7. Mr. Kotwal has urged before me that the date of knowledge would be the starting point of limitation and according to him he has acquired the knowledge on 6-3-1982. He submits that he would be entitled to make the application within one month from 6-3-1982 and if that be so, his application is within time because he has filed the same on 10-3-1982 in the Registry. This contention of the learned counsel cannot be accepted because admittedly the application on 6-3-1982 was also time barred. Assuming that he got the knowledge on 6-3-1982 that would not afford him fresh period of limitation from 6-3-1982. Limitation in the present case has started from the date of dismissal of the appeal. Even if it is considered that he got knowledge on 6-3-1982 i.e. beyond the period of limitation prescribedfor filing the application, in that case he should have moved the application on 6-3-1982. Four days delay from 6-3-1982 to 10-3-1982 is not explained in the application or in the affidavit of Th. Baldev Singh advocate by the appellant. The appellant was bound to explain the delay made after the period of limitation of each day. If the contention of the appellant is accepted that the period would start from 6-3-1982 and would last for thirty days that would be repugnant to the context.

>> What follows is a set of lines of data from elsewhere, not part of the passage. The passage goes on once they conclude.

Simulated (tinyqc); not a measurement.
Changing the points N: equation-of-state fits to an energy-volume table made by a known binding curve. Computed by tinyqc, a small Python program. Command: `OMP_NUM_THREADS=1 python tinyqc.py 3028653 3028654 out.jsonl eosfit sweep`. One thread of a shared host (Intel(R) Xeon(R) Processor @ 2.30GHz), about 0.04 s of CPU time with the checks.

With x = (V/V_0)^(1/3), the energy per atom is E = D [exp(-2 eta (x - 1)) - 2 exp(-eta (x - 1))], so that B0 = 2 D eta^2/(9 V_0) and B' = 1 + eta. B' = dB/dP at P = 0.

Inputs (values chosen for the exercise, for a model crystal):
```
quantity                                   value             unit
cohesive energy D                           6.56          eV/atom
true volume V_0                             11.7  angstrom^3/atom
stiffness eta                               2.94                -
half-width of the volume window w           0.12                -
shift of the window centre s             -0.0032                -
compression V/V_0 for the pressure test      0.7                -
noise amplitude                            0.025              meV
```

8. That the appellant was well within his rights to move an application Under Section 5 of the Limitation act seeking condonation of delay and showing sufficient cause as to why he was prevented from filing the application within the period of limitation. He has made an halfhearted attempt to explain the delay in his application probably under the mistaken notion of law that the period of limitation would start from 6-3-1982 when he acquired the knowledge of dismissal of the appeal. Having failed to explain the inordinate delay limitation cannot be extended.

9. For the reasons stated above, I hold that this application is barred by time and is liable to be dismissed on that count alone. I accordingly dismiss the application leaving the parties to bear their own costs.